Monday, December 10, 2012

Astray



Emma Donoghue

Short stories intrigue me. Will I be absorbed quickly enough and my interest sufficiently engaged? Will I be willing to separate from these brief relationships to move on to the next? With Emma Donoghue’s collection, the answer is yes. She repeatedly delivers engaging stories and quirky characters.

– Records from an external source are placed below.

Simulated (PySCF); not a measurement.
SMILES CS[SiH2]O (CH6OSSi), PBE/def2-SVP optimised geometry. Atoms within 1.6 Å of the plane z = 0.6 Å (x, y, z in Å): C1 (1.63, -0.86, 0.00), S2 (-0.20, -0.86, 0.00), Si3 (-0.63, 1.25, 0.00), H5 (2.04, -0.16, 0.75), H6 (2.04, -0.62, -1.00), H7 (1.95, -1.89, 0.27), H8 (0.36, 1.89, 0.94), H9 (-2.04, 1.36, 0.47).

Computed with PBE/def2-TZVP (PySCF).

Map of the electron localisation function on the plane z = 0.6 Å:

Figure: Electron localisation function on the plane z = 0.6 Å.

Donoghue is a highly talented author and I was impressed with how readily she hooked me. Her stories are about transitions: departures, being in transit, arrivals, and aftermaths. All are occasions when people are vulnerable. Many of the characters were not ones I would typically seek out: “gold miner, counterfeiter, slave, dishwasher, prostitute, attorney, sculptor, mercenary, elephant, corpse,” as the book jacket highlights. Donoghue’s fertile imagination creates these characters by building on brief newspaper clippings that inspired these tales. The clippings were written between 1639 and 1967, with most from the 1800s, and include settings in London, Texas, Louisiana, the Yukon, and Newmarket, Ontario. I would encourage readers to avoid checking the newspaper reports that follow each story until after they read the tale itself. Personally, I like to remain in discovery mode during a story, so I preferred the additional enlightenment at their conclusion.

These helicopter vignettes enjoyably pass the time and prompt me to be watchful for Ms. Donoghue’s next publication.